The GBP/USD pair enters a bullish consolidation and oscillates in a narrow trading range just below its highest level since June 2022 touched this Thursday. The pair holds steady just above the mid-1.2500s through the early North American session, awaiting a fresh catalyst before the next leg of a directional move.
In the meantime, a modest US Dollar (USD) recovery from over one-week low acts as a headwind and keeps the GBP/USD pair below the 1.2600 round-figure mark. Signs of stress at another US regional bank, PacWest Bancorp, sparks fears of a full-blown banking crisis in the US, which, along with looming recession risks, temper investors' appetite for riskier assets. This is evident from a generally weaker tone around the equity markets and helps revive demand for the safe-haven Greenback.
The USD bulls, however, seem reluctant to place aggressive bets in the wake of the Federal Reserve's (Fed) less hawkish outlook. It is worth recalling that the US central bank raised interest rates by 25 bps on Wednesday and opened the door for a possible pause in June. Apart from this, concerns over the US debt ceiling continue to act as a headwind for the US Treasury bond yields, which should further contribute to keeping a lid on the buck and limiting the downside for the GBP/USD pair, at least for now.

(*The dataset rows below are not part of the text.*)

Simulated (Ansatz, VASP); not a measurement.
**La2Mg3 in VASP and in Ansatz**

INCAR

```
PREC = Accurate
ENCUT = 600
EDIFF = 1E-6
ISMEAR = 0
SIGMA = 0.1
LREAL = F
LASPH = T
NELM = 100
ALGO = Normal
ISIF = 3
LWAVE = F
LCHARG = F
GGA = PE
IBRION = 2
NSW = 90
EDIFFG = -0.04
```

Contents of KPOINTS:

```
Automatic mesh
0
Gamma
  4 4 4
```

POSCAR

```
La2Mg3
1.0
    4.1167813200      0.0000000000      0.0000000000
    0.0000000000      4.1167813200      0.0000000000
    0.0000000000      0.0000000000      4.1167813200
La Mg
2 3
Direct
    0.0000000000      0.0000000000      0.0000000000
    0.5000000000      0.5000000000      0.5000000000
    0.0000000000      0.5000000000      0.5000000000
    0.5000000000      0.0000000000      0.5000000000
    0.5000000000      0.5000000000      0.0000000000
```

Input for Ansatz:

On the economic data front, the US Initial Weekly Jobless Claims rose more than expected, to 242K during the week ending April 29 from the previous week’s 229K (revised from 230K) and fails to provide any meaningful impetus. Traders now seem to have moved to the sidelines and keenly await the closely-watched US monthly jobs data on Friday. The popularly known NFP report will play a key role in influencing the USD price dynamics and determine the near-term trajectory for the GBP/USD pair.